Cinema ablaze: The five best movie fires
For whatever reason, despite the continued advancements in digital and visual effects technology, CGI fire tends to look unconvincing at best. Obviously, the real thing comes with its own set of dangers, but it’s become increasingly apparent when pixelated flames are being used.
When it comes to setting sets, actors, and stunt doubles ablaze, then, there’s no substitute for the real thing. Countless movies have been predicated entirely on fire, but not even Ron Howard’s Backdraft can lay claim to boasting one of the finest fires in film history.
It would admittedly be an understatement to say that there are more than a few features to have boasted scenes of nature running amok at its most incendiary, but it’s also fair to say that a select few titles have made it feel more important, exciting, and occasionally haunting than most.
With that in mind, the following quintet of quintessential cinematic fires span decades and occupy multiple different genres but are all equally unforgettable in their own way.
The five best movie fires:
5. There Will Be Blood (Paul Thomas Anderson, 2007)
No matter how ambitious any mere mortal will be, they’re often left at the mercy of nature, something that was realised in all of its fiery glory in Paul Thomas Anderson’s There Will Be Blood when an oil derrick erupts into a magnificently burning flame.
It may have been started by an accident, but there’s nothing anybody can do but let it billow thick black smoke as the fires shoot into the sky in what swiftly became regarded as one of the most iconic scenes in a film carrying more than its fair share of them.
When day turns to night and the fires continue to rage, even Daniel Day-Lewis’ ruthless prospector, Daniel Plainview, finds himself reduced to a mere speck against the landscape, leaving him with no other option but to gaze in awe.
4. Barton Fink (Joel Coen, 1991)
The blurred lines between fantasy and reality are pivotal to the Coen brothers‘ classic genre-bending mix of period piece, black comedy, and psychological murder mystery thriller, and never is that more evident than when Hotel Earle bursts into flames.
The building was already treated as a character before that point, but the symbolic reveal of John Goodman’s Charlie Meadows as Karl ‘Madman’ Mundt opens the door for the film’s biblical connotations to heat up in both a figurative and literal sense.
Mundt charging down a seemingly endless hallway as it erupts into flames around him is one of Barton Fink‘s most famous visuals, leaving John Turturro with no other option but to cower in his room as all hell breaks loose around him in more ways than one.
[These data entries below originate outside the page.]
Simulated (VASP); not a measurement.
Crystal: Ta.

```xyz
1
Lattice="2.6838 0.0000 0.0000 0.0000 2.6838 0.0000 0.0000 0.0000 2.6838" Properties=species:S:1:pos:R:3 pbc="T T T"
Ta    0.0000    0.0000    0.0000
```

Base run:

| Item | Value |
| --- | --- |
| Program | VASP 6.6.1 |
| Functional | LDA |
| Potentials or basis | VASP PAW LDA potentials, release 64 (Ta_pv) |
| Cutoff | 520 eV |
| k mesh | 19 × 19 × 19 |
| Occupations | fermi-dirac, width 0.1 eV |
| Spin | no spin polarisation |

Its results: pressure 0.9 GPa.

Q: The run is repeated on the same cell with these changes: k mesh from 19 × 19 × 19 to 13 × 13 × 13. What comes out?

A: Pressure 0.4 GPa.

3. Inglourious Basterds (Quentin Tarantino, 2009)
Rewriting the historical rulebook was a bold move by Quentin Tarantino, but it can’t be said there isn’t an air of unique catharsis to be derived from watching the titular band of rogue soldiers gunning down Adolf Hitler, Joseph Goebbels, and the rest of the Nazi hierarchy in an orgy of blood and bullets.
Of course, it wouldn’t have happened without Shosanna Dreyfus setting the stage nicely by trapping everyone inside and guaranteeing their scorching hot demise, with her plan for revenge realised as her maniacal cackles give way to a blaze that quickly engulfs the cinema.
The survival rate was already slim, but having the basterds barge in and reduce their enemies to crimson pulps was the final cherry on a cake that was already being baked in the heat of World War II, with the promise of extra crispy Nazis a special ingredient in the recipe.
2. Carrie (Brian De Palma, 1976)
Having decided that being doused in pig’s blood at prom was the final straw, Sissy Spacek’s title hero in Carrie makes it clear that she doesn’t need no water, because she’s going let that motherfucker burn.
Unleashing the full extent of her rage, the end-of-year ball turns into a cacophony of swirling flames and charred debris, all aided and abetted by telekinetic powers and the odd bit of spontaneous combustion. Needless to say, Carrie is the only one who doesn’t make a hasty exit.
The first major adaptation of a Stephen King novel set a high bar that not many could have matched, with Carrie‘s prom enduring as one of the most memorable scenes in modern horror, and a stark reminder that blood and fire are about as potent manifestations of rage as there’s ever going to be.
1. Gone with the Wind (Victor Fleming, 1939)
One of the most epic epics in the history of the Hollywood epic, Gone with the Wind may have been slapped with a disclaimer for modern audiences due to content that hasn’t aged all too well, but its wartime fire scene remains as timeless as ever.
With the Civil War intensifying and the forces of the Union army moving deeper into the south of America, the burning of Atlanta commences. The special effects were staggering for the time, but there’s also plenty of very real fire to contend with.
By the time the scene reaches its peak, almost every inch of the frame is coated with a thick layer of fiery doom, adding even more urgency to the already-desperate scenes of locals and Gone with the Wind‘s key characters alike seeking to make their way to safety.